Metadata-Version: 2.1
Name: raise
Version: 1.1.1.post2
Summary: Raise exceptions with a function instead of a statement.
Home-page: https://github.com/mentalisttraceur/python-raise
Author: Alexander Kozhevnikov
Author-email: mentalisttraceur@gmail.com
License: 0BSD
Platform: UNKNOWN
Classifier: Development Status :: 6 - Mature
Classifier: Programming Language :: Python :: 3
Classifier: Programming Language :: Python :: 2
Classifier: Operating System :: OS Independent

Python ``raise`` as a Function
==============================

Raise exceptions with a function instead of a statement.
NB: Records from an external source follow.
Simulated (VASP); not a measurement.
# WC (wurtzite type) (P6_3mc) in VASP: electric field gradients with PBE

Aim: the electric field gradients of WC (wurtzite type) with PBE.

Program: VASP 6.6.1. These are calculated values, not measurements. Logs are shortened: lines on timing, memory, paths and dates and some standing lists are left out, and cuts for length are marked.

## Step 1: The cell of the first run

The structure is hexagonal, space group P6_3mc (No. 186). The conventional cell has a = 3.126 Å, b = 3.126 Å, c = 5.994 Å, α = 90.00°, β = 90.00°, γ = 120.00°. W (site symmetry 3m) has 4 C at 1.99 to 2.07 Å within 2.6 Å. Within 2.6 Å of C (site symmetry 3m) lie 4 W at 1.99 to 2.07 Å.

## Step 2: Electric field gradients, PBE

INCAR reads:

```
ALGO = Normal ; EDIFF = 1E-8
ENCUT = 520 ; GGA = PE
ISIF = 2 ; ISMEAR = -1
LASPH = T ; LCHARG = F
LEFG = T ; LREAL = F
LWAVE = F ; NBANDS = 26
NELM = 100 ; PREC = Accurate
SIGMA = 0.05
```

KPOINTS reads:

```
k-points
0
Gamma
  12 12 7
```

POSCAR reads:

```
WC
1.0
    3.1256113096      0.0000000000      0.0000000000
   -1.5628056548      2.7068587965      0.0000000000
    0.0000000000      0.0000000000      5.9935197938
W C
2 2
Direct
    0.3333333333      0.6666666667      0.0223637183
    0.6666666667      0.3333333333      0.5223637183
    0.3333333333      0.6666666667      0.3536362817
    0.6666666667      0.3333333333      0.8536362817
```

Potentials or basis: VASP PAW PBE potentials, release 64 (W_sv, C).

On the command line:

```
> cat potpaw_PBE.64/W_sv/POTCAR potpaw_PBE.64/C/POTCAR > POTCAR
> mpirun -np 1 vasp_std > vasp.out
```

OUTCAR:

Provides a minimal, clean and portable interface for raising
exceptions with all the advantages of functions over syntax.


Why
---

I want to be able to work with exceptions in a way that is:

1. *Intuitive* to use and see in code.
2. *Generic* and *flexible*, empowering *reuse* and *composition*.
3. *Portable* to all versions of Python I might want to use.

In my code, I've often found myself writing interfaces that combine
the intuitive nature of Python 3's ``raise`` and ``with_traceback``,
the generic and flexible pattern of raising exceptions in other
coroutines or threads of execution as exemplified by the ``throw``
method on Python generators, and the inherently portable and
powerfully reusable and composable form of a basic function.

The interface provided by this module, the function signature taking
an ``exception`` (either an instance *or* a type) and an optional
``traceback`` instance, is what I found myself arriving at that met all
of these criteria. It has served me well in code that I've worked on,
and I'm submitting it to the world in the hope that others will either
find it useful and build upon it or point out flaws in my approach.

If you have a more specific "why" question, I recorded my reasons for a
lot of the specific choices here in the `Design Decisions`_ section.


Versioning
----------

This library's version numbers follow the `SemVer 2.0.0 specification
<https://semver.org/spec/v2.0.0.html>`_.

The current version number is available in the variable ``__version__``
as is normal for Python modules.


Installation
------------

::

    pip install raise

**If** you need or want to get it *manually*, or you need
the "no traceback" variant, see the `Advanced/Manual
Installation`_ section for suggestions/tips.


Usage
-----

Import the ``raise_`` function from the ``raise_`` module:

.. code:: python

    from raise_ import raise_

Then you can raise things as you'd expect:

1. Raising an exception:

   .. code:: python

       raise_(Exception('foo'))

   (You can also pass an exception type instead of an
   instance as the first argument to ``raise_``.)

2. Raising an exception with a traceback:

   .. code:: python

       raise_(Exception('foo'), my_traceback_object)


Portability
-----------

Portable to all releases of both Python 3 and Python 2.

(The oldest tested is 2.5, but it will likely work on all
Python 2 versions and probably on even earlier versions.)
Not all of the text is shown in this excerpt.